Software testing, in its broadest definition, boils down to two over-lapping processes. First, validation makes sure that a system will only accept valid data, and will not let any “missing” or invalid data pass, nor reject any valid data. Second, the processes which process the data need to be tested, to make sure that when valid data is fed in, the actual results produced correspond to the expected results. This blog will focus on the validation of data.

In order to fully test a new system’s ability to reject invalid data, testers require enough “bad” data, of sufficient variety, to pump through the application. The irony is, if the existing systems have been well designed and fully tested, such data is not going to be available among the copies of production data usually provisioned to test teams. This is because production data is sanitized to exclude invalid data: if a system has been well build, it will reject bad data, which will therefore not be stored.

Instead, the production data available to testers will only contain “business as usual” scenarios which have occurred in the past. It will focus almost exclusively on the “happy paths” through a system, and so will not include the outliers, boundary conditions and unexpected results which might cause a system to collapse. In fact, our data audits have found that production data typically covers just 10-20% of the tests which need to be executed.

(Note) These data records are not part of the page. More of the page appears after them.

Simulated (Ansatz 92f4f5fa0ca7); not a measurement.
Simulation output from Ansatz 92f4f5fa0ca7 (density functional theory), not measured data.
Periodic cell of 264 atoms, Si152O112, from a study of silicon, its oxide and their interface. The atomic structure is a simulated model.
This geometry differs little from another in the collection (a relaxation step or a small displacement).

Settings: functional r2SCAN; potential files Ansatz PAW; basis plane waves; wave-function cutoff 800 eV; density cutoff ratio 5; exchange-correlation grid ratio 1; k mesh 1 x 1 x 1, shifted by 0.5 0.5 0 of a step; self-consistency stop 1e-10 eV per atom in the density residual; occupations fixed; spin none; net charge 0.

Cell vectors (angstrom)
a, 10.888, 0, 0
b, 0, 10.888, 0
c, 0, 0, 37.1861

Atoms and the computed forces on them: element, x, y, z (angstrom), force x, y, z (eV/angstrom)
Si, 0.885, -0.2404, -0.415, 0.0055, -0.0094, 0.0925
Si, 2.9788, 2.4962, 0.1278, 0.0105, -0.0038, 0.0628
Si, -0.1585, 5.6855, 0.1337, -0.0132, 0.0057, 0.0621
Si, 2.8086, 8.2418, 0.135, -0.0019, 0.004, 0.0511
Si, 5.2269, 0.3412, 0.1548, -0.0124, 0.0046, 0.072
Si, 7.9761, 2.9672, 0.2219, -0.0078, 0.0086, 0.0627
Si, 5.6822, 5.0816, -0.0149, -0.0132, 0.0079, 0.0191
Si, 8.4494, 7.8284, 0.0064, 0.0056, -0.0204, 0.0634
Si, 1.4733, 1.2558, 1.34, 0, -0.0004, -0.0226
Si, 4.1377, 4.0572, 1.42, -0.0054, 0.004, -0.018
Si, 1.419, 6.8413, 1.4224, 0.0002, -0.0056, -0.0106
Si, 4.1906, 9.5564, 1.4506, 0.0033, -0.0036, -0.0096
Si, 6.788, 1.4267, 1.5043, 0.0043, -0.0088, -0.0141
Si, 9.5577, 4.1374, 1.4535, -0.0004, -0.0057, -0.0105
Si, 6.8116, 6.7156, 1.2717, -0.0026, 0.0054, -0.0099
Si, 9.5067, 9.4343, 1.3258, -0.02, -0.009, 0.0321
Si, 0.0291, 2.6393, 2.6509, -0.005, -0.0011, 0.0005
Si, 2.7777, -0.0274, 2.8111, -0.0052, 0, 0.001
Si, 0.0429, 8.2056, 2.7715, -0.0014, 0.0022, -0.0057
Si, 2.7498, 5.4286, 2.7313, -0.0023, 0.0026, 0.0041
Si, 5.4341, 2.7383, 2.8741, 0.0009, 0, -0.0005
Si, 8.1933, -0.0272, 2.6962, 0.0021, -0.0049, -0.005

If testers and developers have built high quality systems with solid validation rules in the past, the only way to fully test a new system is to create the “bad data” which would have been rejected. Manual data creation is simply too slow and error-prone to create the data required to cover every possible combination of inputs, as even a relatively simple system is likely to have millions of possible paths through it. Such data can therefore only really be created systematically and automatically, using a data generation engine.

What’s more, if the validation rules have been accurately defined, a model of every possible combination of data can be used to generate the data needed to execute 100% of possible tests. This allows testers to completely test a system’s ability to validate data, making sure it does not collapse when “bad data” is inputted.